The Dork Report Special Edition: My iTunes 7 Nightmare

Apple iTunes 7 icon

As Engad­get reports, iTunes 7 may be more than a lit­tle flakey, and I have a night­mare story of my own.

First, some back­ground: I use a Power­Book G4 17″, with a very, very large iTunes library of 16,000 plus tracks, stored on an exter­nal 250 GB LaCie Firewire hard drive. Per­haps unwisely, I was doing sev­eral things at once shortly after down­load­ing the brand new iTunes 7: lis­ten­ing to a smart playlist on shuf­fle, and batch edit­ing tags in another smart playlist (specif­i­cally, edit­ing the Album Artist tags of all my com­pi­la­tions to read “Var­i­ous Artists” — see The Dork Report for Sep­tem­ber 13 for more infor­ma­tion). To com­pli­cate mat­ters, I was run­ning Last.fm in back­ground (itself freshly updated to Ver­sion 1.0.6).

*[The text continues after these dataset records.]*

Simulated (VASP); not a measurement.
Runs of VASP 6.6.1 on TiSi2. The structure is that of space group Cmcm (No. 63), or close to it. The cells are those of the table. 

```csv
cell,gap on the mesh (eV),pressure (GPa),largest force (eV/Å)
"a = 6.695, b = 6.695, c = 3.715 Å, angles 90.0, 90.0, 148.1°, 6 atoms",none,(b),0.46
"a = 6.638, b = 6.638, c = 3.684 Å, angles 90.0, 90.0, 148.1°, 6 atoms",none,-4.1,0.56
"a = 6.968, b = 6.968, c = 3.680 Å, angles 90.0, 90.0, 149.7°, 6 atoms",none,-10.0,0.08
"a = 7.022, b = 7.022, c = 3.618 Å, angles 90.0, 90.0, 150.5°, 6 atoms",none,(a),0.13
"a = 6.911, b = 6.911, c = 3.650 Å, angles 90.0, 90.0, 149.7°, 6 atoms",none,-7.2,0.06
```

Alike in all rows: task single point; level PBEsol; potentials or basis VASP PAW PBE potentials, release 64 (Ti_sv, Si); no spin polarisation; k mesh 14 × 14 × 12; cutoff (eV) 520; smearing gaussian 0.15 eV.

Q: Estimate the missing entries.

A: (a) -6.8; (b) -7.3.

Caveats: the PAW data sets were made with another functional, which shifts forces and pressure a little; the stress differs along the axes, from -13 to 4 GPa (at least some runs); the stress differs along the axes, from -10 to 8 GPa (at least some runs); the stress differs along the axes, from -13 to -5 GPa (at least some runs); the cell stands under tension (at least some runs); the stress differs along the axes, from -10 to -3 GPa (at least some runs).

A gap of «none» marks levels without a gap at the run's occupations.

After batch edit­ing tags for sev­eral min­utes, I open­ing the batch info win­dow for another dozen or so. iTunes sud­denly stopped play­ing a few sec­onds into Pink Floyd’s “Time” from The Dark Side of the Moon, and then froze. I noticed Last.fm had frozen as well. I waited until it seemed nei­ther would free up on their own, then I force quit both. I relaunched iTunes, but it was not­i­ca­bly slug­gish (many spin­ning psy­che­delic piz­zas of death for me). I selected a song to get info, and noth­ing hap­pened. I tried another and a tiny excla­ma­tion mark appeared next to it (which I know from expe­ri­ence to mean that a track has been man­u­ally deleted or moved on your hard drive and iTunes can no longer locate it). I ner­vously switched to the Finder and clicked on the music folder on my exter­nal drive. To my hor­ror, the folder was empty, and the cus­tom icon I had applied long ago had disappeared!

Need­less to say, I feared the worst: sev­eral giga­bytes and years worth of music col­lect­ing (not to men­tion irre­place­able tracks pur­chased on the iTunes Store) gone. Not know­ing what else to do, in fact think­ing doing any­thing else might make mat­ters worse, I quit iTunes and restarted my Power­book. The exter­nal drive took longer to mount than usual (I’ve read that Mac OS X checks disks for errors on startup, so per­haps it sensed a prob­lem and was run­ning a repair). Once every­thing had started up and set­tled, I used Disk Util­ity to ver­ify both my inter­nal and exter­nal dri­ves, with no errors reported. Tak­ing the prover­bial deep breath, I opened up my exter­nal Firewire drive… and the folder was back to nor­mal. I launched iTunes, and again, every­thing was nor­mal. As if noth­ing had hap­pened. Thank god, right? But ter­ri­fy­ing that sev­eral giga­bytes of files could dis­ap­pear and reap­pear so easily.

Shaken, I ran Backup to bring my Home folder back­ups up to date, and promptly went to bed to try and calm myself down with a nap.

There are a bevy of other prob­lems being reported on Mac­in­touch, includ­ing the very odd case of large chunks of people’s libraries being flagged as “Explicit.” But I think my story wins.

So. Lessons learned:

  1. For cry­ing out loud, buy SuperDuper already! I’ve never prop­erly backed up my music col­lec­tion for the sim­ple rea­son that I don’t have another drive big enough to dupli­cate it. Time, I think, to start delet­ing crap I never lis­ten to nor wish to keep, and bring it down to a size more eas­ily backed up.
  2. Resist the temp­ta­tion to down­load new soft­ware as soon as it comes out. At the very least, don’t stress-test it with pre­cious, irre­place­able com­puter data.